Sprewell v. Farmer

196 S.E.2d 866 | Ga. | 1973

230 Ga. 297 (1973)
196 S.E.2d 866

SPREWELL
v.
FARMER.

27752.

Supreme Court of Georgia.

Argued February 12, 1973.
Decided March 15, 1973.

C. C. Perkins, for appellant.

Tisinger & Tisinger, Thomas Vance, for appellee.

GRICE, Presiding Justice.

This appeal is from a verdict and judgment enjoining the appellee from asserting any claim to and trespassing upon a described tract of land.

Litigation commenced when Clyde Farmer filed an action against Fred Sprewell in the Superior Court of Carroll County alleging in substance the following: that he was in possession of a tract containing approximately 25 acres, in the northeast corner of Land Lot 192 in the 11th District of that county, and in the northwest corner of Land Lot 161 of that district; that he and his predecessors had been in adverse possession of the land for 20 years; that he himself had been in adverse possession of the land for 7 years under a certain warranty deed; that the defendant's predecessors had agreed and acquiesced with him and his predecessors in *298 title that the western boundary begins on the north original land lot line of Land Lot 192 and runs southerly along the old creek bed to the original land lot line which divides Land Lots 192 and 161.

The plaintiff alleged further that the defendant claims an interest adversely to him in that part of the property lying in Land Lot 192; that the defendant's claim is without foundation and he has no right in such property; and that he fears that the defendant will do permanent harm to the property by removing a fence erected by him and by the cutting of trees.

The prayers of the complaint were that the defendant be permanently enjoined from asserting any claim to the property; that rule nisi issue; that title be decreed in the plaintiff; and that he be granted general relief.

To this complaint the defendant answered, denying its essential allegations and asserting that the plaintiff is a trespasser upon his land without any legal claim or title to the property. It also alleged that the defendant fears that the plaintiff will permanently harm the property by such things as cutting trees, fencing it and removing timber. The answer prayed that the complaint be dismissed; that the plaintiff be permanently enjoined from asserting any claim to the property; that title be decreed in the defendant; that he be awarded general relief.

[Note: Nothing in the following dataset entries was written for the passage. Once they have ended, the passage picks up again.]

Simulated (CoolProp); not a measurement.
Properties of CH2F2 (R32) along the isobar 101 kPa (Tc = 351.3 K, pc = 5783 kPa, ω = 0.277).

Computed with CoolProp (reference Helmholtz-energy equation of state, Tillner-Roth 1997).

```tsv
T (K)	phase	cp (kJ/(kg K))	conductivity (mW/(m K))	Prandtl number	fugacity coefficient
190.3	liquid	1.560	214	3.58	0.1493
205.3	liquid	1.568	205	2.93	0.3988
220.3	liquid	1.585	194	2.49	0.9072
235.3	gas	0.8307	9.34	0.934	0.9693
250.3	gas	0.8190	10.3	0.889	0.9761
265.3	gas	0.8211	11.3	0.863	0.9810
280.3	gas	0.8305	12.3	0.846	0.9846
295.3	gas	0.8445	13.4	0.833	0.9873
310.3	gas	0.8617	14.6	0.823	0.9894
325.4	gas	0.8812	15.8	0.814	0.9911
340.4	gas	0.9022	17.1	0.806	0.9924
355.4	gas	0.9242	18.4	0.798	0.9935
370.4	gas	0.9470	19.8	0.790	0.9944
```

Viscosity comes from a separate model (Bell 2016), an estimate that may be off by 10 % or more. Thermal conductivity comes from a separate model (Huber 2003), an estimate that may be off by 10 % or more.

The defendant also moved to dismiss the action because the complaint fails to state a claim against him upon which relief can be granted. This motion was overruled and dismissed.

While the trial was in progress the plaintiff sought to amend his complaint by striking the description contained therein and substituting therefor essentially the following: "All that tract or parcel of land lying and being in the 11th District of Carroll County, Georgia, whether being in original Land Lots 161 and 192 and being fully described as all that 25 acres of land in deed *299 from Stacey Farmer, Glenn Farmer, Joy Nell Farmer, and Hildred Colley, heirs of C. H. Farmer, to Clyde Farmer dated October 5, 1962, recorded in Deed Book 140, page 115, Carroll County Records, which is by reference incorporated herein. The portion lying west of the Farmers High Road of the 25 acres tract is bounded on the west side ... by the north original lines of original Land Lots 161 and 192 as shown by a plat ... entered in evidence as Exhibit No. 1 by plaintiff which is by reference incorporated herein. The property is bounded on the west by the creek as shown in the above referred to plat and the west line of original Land Lot 161, on the south by property of Stacey Farmer and on the east by the Farmers High Road. This property is also that tract of land contained in a deed from D. M. Garner to C. H. Farmer dated March 1, 1918, marked and entered in evidence as plaintiff's Exhibit No. 3 ... which is by reference incorporated herein."

This amendment, made at the conclusion of the evidence, was allowed over objection of the defendant.

The court refused to charge the jury as to matters hereinafter referred to.

At the close of the plaintiff's evidence the defendant renewed his motion to dismiss the complaint and also moved for a directed verdict. He received an adverse ruling as to both.

The jury returned a verdict for the plaintiff. It was made the judgment of the court, which in turn brought about this appeal.

Enumerated as error are the following: (1) overruling the motion to dismiss the complaint; (2) overruling the motion for directed verdict; (3) overruling the objection to the amendment of the complaint; and (4) refusal to give certain charges.

1. No error was committed as to the motion to dismiss the complaint. In view of notice pleadings now in force by virtue of the Civil Practice Act, this court has many times *300 upheld complaints in the fact of motions to dismiss. See, e.g., Mitchell v. Dickey, 226 Ga. 218, 220 (173 SE2d 695); Gill v. Myrick, 228 Ga. 253, 259 (185 SE2d 72). Here the complaint was sufficient to apprise the defendant as to the nature of the suit so that he could defend it.

2. Nor was it error to refuse to direct a verdict in favor of the defendant. The plaintiff offered evidence both oral and documentary in support of his complaint asserting title as a result of 20 years adverse possession, 7 years adverse possession by color of title and 7 years acquiescence as to the boundary. In consideration it cannot be said that the evidence demanded a verdict in favor of the defendant rather than presented conflicting issues of fact for a jury to determine. Code Ann. § 81A-150 (a). See Stevens v. Stevens, 227 Ga. 410, 413 (181 SE2d 34).

3. The allowance of the amendment to the complaint was not erroneous. The amendment merely set forth a description of the property in keeping with that shown in support of the plaintiff's contentions.

4. Finally, refusal to charge certain requests submitted by the defendant was not improper. Two of these involved aspects of trespass, the nature of which was adequately covered in a charge given by the court. One request was argumentative as a conclusion that the plaintiff could not recover in the case. A fourth involved the effect of a quitclaim deed whereas no quitclaim deed was involved in the evidence. The issue as to the remaining requests has been abandoned.

We find there is no merit in the enumerations of error.

Judgment affirmed. All the Justices concur.